The top U.S. military officer in the Pacific said the potential deployment of a Terminal High-Altitude Area Defense (THAAD) missile defense battery to South Korea is none of China’s business and called its interference “preposterous.”
Adm. Harry Harris, chief of U.S. Pacific Command, said the decision to station the Lockheed Martin [LMT] built air defense shield is a bilateral one between the United States and South Korea. The two nations are in discussions over whether to deploy THAAD in direct response to provocations from North Korea, Harris said Feb. 25 during a press conference at the Pentagon.
“We haven’t agreed…to put a THAAD in Korea,” Harris said. “What we have agreed to do is consult about it, think about it, talk about it and discuss it. The decision to discuss it is not necessarily a decision to do it. Not yet.”
China balked when the U.S. and South Korean governments announced they would enter discussions about a THAAD deployment, saying it could threaten Beijing’s regional strategic interests. Harris cried foul on Feb. 25, saying the anti-ballistic missile system poses no threat to China.
“China’s…interference in that process is preposterous, especially when you consider that THAAD is not a threat to China,” he said. “It’s there in order to defend Americans that are in Korea, their families and the Koreans. If China wanted to exert a lot of influence on somebody to prevent THAAD from being considered going into Korea, then they should exert that influence on North Korea.”
THAAD might not be a direct challenge to China’s ascendant hegemony in the South China Sea region, but U.S. naval and air presence there is directly aimed at preserving freedom of navigation through the area from Chinese interference.
Harris accused China of militarizing the South China Sea by reclaiming 3,000 acres of military bases on contested islands dotting the area. Chinese expansionism threatens the free flow of $5 trillion in annual trade that flows through the sea, he said.
If China continues to arm all of the bases they have reclaimed in the South China Sea, they will change the operational landscape in the region. And short of war with the United States, they can rise to the level of having operational control, tactical control of the waterways and airways in the South China Sea.

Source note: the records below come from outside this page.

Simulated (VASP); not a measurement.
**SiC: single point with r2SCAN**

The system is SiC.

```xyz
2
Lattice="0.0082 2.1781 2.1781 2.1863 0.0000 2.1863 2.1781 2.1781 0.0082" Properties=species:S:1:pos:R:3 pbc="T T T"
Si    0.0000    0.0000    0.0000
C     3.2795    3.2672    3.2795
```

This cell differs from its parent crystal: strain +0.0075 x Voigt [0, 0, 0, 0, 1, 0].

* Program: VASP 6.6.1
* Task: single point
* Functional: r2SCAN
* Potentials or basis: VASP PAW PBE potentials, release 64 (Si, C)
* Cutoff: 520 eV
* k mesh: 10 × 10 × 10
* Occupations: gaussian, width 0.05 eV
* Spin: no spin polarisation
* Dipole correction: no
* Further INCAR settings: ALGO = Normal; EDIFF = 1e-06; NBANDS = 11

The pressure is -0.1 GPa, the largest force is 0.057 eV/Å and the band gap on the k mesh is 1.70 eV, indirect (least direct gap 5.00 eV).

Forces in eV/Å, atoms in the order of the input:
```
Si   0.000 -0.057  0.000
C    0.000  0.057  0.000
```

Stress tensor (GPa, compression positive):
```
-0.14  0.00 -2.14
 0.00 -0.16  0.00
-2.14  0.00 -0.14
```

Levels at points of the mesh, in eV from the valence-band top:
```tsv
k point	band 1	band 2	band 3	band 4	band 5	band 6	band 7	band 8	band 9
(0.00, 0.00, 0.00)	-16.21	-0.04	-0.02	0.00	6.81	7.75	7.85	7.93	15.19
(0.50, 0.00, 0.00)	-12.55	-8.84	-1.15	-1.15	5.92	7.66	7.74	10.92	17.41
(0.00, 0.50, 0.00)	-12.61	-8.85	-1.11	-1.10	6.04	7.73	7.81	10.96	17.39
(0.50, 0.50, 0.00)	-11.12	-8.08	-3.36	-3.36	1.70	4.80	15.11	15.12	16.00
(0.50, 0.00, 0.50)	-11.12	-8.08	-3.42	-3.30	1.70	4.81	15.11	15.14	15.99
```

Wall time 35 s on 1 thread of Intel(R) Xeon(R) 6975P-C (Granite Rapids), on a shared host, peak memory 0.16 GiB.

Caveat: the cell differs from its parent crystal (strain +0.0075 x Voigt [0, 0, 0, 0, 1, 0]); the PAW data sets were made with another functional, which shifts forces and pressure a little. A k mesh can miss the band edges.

“If China continues to arm all of the bases they have reclaimed in the South China Sea, they will change the operational landscape in the region,” Harris said. “And short of war with the United States, they can rise to the level of having operational control, tactical control of the waterways and airways in the South China Sea.”
To counter Chinese expansionism and protect trade routes, the U.S. military maintains a nearly continuous presence of naval ships in the South China Sea region and flies regular surveillance patrols as well, Harris said. DDG-51 destroyers, cruisers and Littoral Combat Ships have all transited the South China Sea and patrolled near contested islands in freedom of navigation operations (FONOPS), as well as aircraft carriers and their escort ships.
Air Force B-52 bombers recently buzzed a group of islands claimed by China and several other nations, creating an international stir. Harris maintained such exercises were legal because they are performed in international waters.
“The role they play is presence operations,” Harris said. They are there to do presence operations and when called upon, we ask them to do freedom-of-navigation and other specialized operations. …I’m very confident in the military capabilities that are resident in PACOM.”
China is developing cruise missiles with terminal guidance capabilities that threaten U.S. warships in the region. Harris would not comment on Chinese weapons directly, but said the U.S. military must keep up development of its own weapons, as a way to lessen the threat posed by potential adversaries. He mentioned expanded use of the Standard Missile-6 (SM-6) and Long-Range Anti-Ship Missile (LRASM) as projects that will ensure overmatch for the U.S. military in the Pacific.
“Of course I am concerned about the weapons that our potential adversaries field,” Harris said. “I think we need to also field the best capability we have not only to defend ourselves, but also for offensive capability. These are all capabilities that I think we need. We need to build these up so that these threats are minimized in the future and I think we’re on the right path.”